That poor Cordouan, that respectable martyr of the seas and victim of the tempests, is only too little known. I believe it is the oldest of all the European beacons. At all events, only one, the celebrated Genoese lantern, can rival it in antiquity. But there is a vast difference between them. The Genoese, crowning a fort and solidly seated upon solid rock, looks smilingly, almost scornfully, down upon the impotently furious storms. But Cordouan is upon a shoal which the water never wholly leaves. And, in truth, he was a bold man who conceived the notion of erecting a beacon here, amidst the waters; what say I? in the eternal wave-combat between such a river and such a sea. From one or the other, it, at every instant, receives tremendous blows. Yes, even the Gironde urged on the one hand by the winds, and on the other by the rude torrents from the Pyrenees, assails this stern calm guardian, as though it were responsible for the assailing and repelling fury of the ocean.
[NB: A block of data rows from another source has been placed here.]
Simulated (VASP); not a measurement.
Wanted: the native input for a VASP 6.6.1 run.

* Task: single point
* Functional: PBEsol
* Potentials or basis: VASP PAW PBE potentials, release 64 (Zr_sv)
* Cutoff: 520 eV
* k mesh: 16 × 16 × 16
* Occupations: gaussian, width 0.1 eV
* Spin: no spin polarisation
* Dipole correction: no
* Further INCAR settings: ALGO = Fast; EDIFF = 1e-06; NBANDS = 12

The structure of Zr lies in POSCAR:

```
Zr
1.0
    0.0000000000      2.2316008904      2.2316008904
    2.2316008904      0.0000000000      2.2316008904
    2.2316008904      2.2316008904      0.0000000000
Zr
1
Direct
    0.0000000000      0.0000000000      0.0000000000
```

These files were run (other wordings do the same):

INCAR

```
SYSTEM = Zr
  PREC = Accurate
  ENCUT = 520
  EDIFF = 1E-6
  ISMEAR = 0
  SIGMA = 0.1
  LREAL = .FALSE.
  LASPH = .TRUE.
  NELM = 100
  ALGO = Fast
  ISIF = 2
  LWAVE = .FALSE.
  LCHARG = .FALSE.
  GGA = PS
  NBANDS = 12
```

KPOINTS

Yet, Cordouan is the only saving and consoling light that gleams over this stormy sea. Run before the north wind, and miss Cordouan, and verily, my storm-tossed brother, you are in very real danger; you, likely enough, will fail to sight Arcachon. This sea, most stormy among seas, is also the darkest. At night, storm-driven upon that sea, there is no guiding mark, if you miss the beneficent light.
During our whole six months stay upon this coast, our usual contemplation, I had almost said, our almost sole companion, was the beacon of Cordouan. We felt that this guardian of the sea, this constant watchman over the strait became less a mere building than an actually living and intelligent person. Standing erect over the vast western horizon, it shows itself under a hundred various aspects. Now it is gilded, glorified by the setting sun; anon, pale and indistinct amidst the shifting mists, it tells us nothing of good augury. At evening, when suddenly it flashes its ruddy and glowing light athwart the heaving waters, it looks like some zealous inspector impressed and anxious in its conscious and deep responsibility. Whatever happens from the seaward, our Cordouan is held responsible for it. Throwing his ruddy beams into the gloom of the tempest, he, the preserver, is held to be the cause of that which he only, and savingly, exhibits. Thus, only too often, it is that genius is accused of evoking the evils which it exposes only that it may reform them. We, also, were ourselves thus unjust towards Cordouan. Was he late in displaying his guiding light? How ready we were to exclaim: "Cordouan, Cordouan, pale phantom, can you show yourself only to conjure up the storm, and the storm fiend?"
And yet I believe, quite firmly, that to Cordouan thirty of our fellows owed their lives in the great storm of October. Their vessel was a total wreck, but they escaped with their lives.
It is much that we can see our shipwrecking, to go down in full light, knowing exactly where we are, what are our perils, and what chances we have of evading or overcoming them. "Great God! If we must perish, give us to perish in the broad, bright light of day!"
When the ship of which I speak, driven by the strong surge from the open sea, reached this shore in the deep night, there were a thousand chances to one against her making her way into the Gironde. On her starboard the bright point of the Grave warned her off from Medoc; on her larboard the little beacon of Saint-Palais showed her the dangerous rock of the Grand'Caute on the Saintonge side; and between those fixed white lights, high over the central shoal flashed the ruddy Cordouan, showing from moment to moment the only safe channel.
By a desperate effort she got through, but only, and barely; wind, wave, and current conspired to drive her on Saint-Palais. The saving light showed the much harrassed, but still undaunted crew, where only lay their chance of safety from the driving sea behind and the terrible sands in front. Fearing, yet daring, they leaped, fell, I know not how or where, and were saved, bruised, fainting,—but still living.
Who can even imagine how many ships and how many men are saved by these beneficent beacons? Light, suddenly dispelling the dense shadows of those horrible nights when the bravest lose their courage and their presence of mind, not only points the path, but clears the head and strengthens the heart. It is a great moral support to be able to say in some mortal peril, "Again! Again! Haul away my brothers, be bold! Though wind and wave are both against us, we are not alone. See, yonder! Humanity is still watching over us, and guiding us from yonder lofty tower!"